Five fool-proof tips for building a professional portfolio

By Allison Evans

Internships are excellent opportunities to develop your PR skills through hands-on experience. A resume is a written version of your experience, but a professional portfolio is key to visually displaying your accomplishments. This list of five tips will help you get started on your portfolio:

1. Think about the future: The purpose of a portfolio is to have examples of your work to reference in an interview. Think about what an employer would want to see in a portfolio. This will help you choose pieces to save for this purpose. It is easy to forget about the future when you are immersed in the present, but keeping a futuristic mindset will help you remember how to build a portfolio.

2. Save your work: When something you work on is published, save this for your portfolio. Keep a hard copy and an electronic copy for your records. USB drives are excellent tools to use when saving things electronically because they can be updated and are safe from hard drive crashes. For the hard copy versions of your work, keep everything in a folder. This makes it easy to select pieces specific to an interview or application.

3. Quality and Variety: Select your absolute best work for your portfolio. Portfolios are tools designed for an interviewer to judge your capabilities. Display work that you are proud of, and work that pertains to your interview.

It is becoming apparent that young PR professionals are expected to be versatile. Show your versatility through a variety of portfolio pieces reflecting your knowledge of many areas of PR. For example, displaying 10 press releases but no examples of design is not wise, because it fails to show your versatility.

4. Track as you go: Having media impressions to go with your pieces is an asset. This helps your interviewer clearly see the impact that your work had for the person/company. This helps interviewers envision the impact your work will have if they hire you.

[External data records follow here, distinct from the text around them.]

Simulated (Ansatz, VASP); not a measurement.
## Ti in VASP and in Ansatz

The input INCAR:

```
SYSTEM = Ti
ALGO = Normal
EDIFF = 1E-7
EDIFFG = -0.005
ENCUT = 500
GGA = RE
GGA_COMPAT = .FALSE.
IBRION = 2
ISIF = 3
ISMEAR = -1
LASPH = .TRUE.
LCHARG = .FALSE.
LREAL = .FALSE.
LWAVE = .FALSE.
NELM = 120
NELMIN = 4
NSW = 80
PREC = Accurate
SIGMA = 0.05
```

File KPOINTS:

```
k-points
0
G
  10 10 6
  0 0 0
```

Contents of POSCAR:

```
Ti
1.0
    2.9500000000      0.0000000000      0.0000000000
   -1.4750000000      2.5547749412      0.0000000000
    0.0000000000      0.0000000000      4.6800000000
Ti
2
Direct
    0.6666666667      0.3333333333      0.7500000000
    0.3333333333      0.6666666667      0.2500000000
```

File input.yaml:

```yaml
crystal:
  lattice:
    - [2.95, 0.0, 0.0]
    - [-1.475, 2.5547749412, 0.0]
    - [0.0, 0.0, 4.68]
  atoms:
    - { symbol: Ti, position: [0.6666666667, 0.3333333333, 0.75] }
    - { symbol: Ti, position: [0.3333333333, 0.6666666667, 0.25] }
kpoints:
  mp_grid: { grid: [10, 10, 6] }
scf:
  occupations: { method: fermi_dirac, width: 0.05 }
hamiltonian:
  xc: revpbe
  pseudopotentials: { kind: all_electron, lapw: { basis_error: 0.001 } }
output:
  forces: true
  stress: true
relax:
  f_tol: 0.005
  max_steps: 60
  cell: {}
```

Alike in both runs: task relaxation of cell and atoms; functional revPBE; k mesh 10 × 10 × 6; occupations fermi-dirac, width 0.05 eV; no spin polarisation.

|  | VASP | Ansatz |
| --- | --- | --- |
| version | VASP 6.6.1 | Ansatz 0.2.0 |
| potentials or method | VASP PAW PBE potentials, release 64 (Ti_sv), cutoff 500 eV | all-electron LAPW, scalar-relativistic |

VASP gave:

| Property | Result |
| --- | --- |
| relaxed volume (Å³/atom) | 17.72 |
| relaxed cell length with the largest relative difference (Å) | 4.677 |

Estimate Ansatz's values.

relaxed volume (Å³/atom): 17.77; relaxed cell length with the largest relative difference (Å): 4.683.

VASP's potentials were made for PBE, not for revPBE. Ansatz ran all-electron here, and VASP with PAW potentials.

5. Professionally display your work: Whether you hand an interviewer an electronic or hard copy of your portfolio, make sure that it is displayed in an organized, professional manner. Putting it together on InDesign shows professionalism for electronic displays. For hard copy portfolios, having a plastic covering or a binder is excellent for showing your work to employers.

Keeping these tips in mind will help you translate your summer internship into something professional and tangible for your interviewer to reference. Finish up those internships strong with a solid portfolio!